To understand how we got here, you have to understand the relationship between capital markets—meaning the financial system—and businesses. From the creation of a unified national bond and banking system in the U.S. in the late 1790s to the early 1970s, finance took individual and corporate savings and funneled them into productive enterprises, creating new jobs, new wealth and, ultimately, economic growth. Of course, there were plenty of blips along the way (most memorably the speculation leading up to the Great Depression, which was later curbed by regulation). But for the most part, finance—which today includes everything from banks and hedge funds to mutual funds, insurance firms, trading houses and such—essentially served business. It was a vital organ but not, for the most part, the central one.

Over the past few decades, finance has turned away from this traditional role. Academic research shows that only a fraction of all the money washing around the financial markets these days actually makes it to Main Street businesses. “The intermediation of household savings for productive investment in the business sector—the textbook description of the financial sector—constitutes only a minor share of the business of banking today,” according to academics Oscar Jorda, Alan Taylor and Moritz Schularick, who’ve studied the issue in detail. By their estimates and others, around 15% of capital coming from financial institutions today is used to fund business investments, whereas it would have been the majority of what banks did earlier in the 20th century.

“The trend varies slightly country by country, but the broad direction is clear,” says Adair Turner, a former British banking regulator and now chairman of the Institute for New Economic Thinking, a think tank backed by George Soros, among others. “Across all advanced economies, and the United States and the U.K. in particular, the role of the capital markets and the banking sector in funding new investment is decreasing.” Most of the money in the system is being used for lending against existing assets such as housing, stocks and bonds.

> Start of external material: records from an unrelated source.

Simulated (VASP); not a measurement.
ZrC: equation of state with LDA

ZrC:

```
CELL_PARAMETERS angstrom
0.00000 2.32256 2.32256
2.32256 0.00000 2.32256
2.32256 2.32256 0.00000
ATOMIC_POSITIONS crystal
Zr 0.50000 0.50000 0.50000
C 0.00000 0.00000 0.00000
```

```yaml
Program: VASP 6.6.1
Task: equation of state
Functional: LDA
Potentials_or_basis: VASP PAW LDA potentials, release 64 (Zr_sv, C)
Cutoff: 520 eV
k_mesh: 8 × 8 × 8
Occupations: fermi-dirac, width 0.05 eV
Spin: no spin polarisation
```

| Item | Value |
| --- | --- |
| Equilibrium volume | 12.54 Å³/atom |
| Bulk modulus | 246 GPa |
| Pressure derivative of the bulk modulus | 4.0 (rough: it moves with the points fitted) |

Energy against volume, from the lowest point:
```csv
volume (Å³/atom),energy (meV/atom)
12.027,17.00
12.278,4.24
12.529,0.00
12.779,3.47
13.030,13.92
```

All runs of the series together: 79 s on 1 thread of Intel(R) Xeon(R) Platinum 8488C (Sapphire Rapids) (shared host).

To get a sense of the size of this shift, consider that the financial sector now represents around 7% of the U.S. economy, up from about 4% in 1980. Despite currently taking around 25% of all corporate profits, it creates a mere 4% of all jobs. Trouble is, research by numerous academics as well as institutions like the Bank for International Settlements and the International Monetary Fund shows that when finance gets that big, it starts to suck the economic air out of the room. In fact, finance starts having this adverse effect when it’s only half the size that it currently is in the U.S. Thanks to these changes, our economy is gradually becoming “a zero-sum game between financial wealth holders and the rest of America,” says former Goldman Sachs banker Wallace Turbeville, who runs a multiyear project on the rise of finance at the New York City—based nonprofit Demos.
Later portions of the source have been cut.